The Copyright Royalty Board will not come to a shuddering halt any time in the immediate future. On Feb. 24, the U.S. District Court for the District of Columbia rejected a motion for a preliminary injunction sought by the Web radio outfit Live365, which is challenging the board’s constitutionality based on the process by which members of the three-judge panel are appointed.
The Librarian of Congress appoints the three judges on the board, which determine the rates and terms for statutory copyright licenses.
Live365 filed the motion for a preliminary injunction Sept. 2 in an attempt to halt the board’s Webcasting III proceedings, which will determine royalty rates from 2011 to 2015.
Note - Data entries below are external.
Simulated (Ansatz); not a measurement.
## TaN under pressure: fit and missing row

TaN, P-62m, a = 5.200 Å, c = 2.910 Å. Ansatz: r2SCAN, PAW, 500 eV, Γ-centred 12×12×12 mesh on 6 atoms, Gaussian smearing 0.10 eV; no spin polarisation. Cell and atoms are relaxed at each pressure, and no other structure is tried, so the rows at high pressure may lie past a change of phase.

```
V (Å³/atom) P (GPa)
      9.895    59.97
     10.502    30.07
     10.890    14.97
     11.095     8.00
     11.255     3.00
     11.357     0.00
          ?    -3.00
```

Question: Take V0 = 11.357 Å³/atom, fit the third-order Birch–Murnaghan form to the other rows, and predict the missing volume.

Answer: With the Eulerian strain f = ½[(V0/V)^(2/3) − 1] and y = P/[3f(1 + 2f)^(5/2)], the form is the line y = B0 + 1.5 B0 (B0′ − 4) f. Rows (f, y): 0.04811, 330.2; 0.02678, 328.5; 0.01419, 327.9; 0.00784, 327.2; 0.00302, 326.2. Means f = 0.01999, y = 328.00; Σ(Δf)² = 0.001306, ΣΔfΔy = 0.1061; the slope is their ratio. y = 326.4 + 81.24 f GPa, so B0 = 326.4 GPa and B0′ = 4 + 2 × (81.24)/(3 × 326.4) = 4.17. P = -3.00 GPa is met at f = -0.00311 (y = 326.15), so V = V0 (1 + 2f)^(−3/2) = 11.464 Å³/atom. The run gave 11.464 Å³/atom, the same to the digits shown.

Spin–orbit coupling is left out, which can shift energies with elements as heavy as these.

As Live365 sees it, the three judges’ relative independence and wide-ranging authority to direct billions of dollars between broadcasters and copyright holders through their decisions makes them “principal officers,” as opposed to “inferior officers.” Under the appointments clause of the U.S. Constitution, principal officers must be appointed by the president.
In addition, Live365 argues the appointments are unconstitutional even if the judges are inferior officers because the Librarian of Congress is a member of the legislative, not executive, branch.
In his 32-page opinion, Senior U.S. District Judge Reggie Walton rejected a preliminary injunction because, among other reasons, he did not find that Live365 was likely to prevail on the merits of either of its arguments.
However, Walton acknowledged concerns raised by Judge Brett Kavanaugh of the U.S. Court of Appeals for the D.C. Circuit in a separate case in July 2008. Walton wrote that the appointments clause is murky, concluding that it has “essentially created a gray area where cases will inevitably fall due to the case-by-case analysis lower courts are required to conduct as a result of the limited guidance the Framers of the Constitution provide.”
Walton also rejected a motion to dismiss for lack of subject matter jurisdiction by the royalty board, which argued that the case should have gone straight to the D.C. Circuit.
Although appeals of the royalty board’s decisions go directly to the appeals court, Walton wrote that this case belonged in the district court because it was a facial challenge to the board’s authority.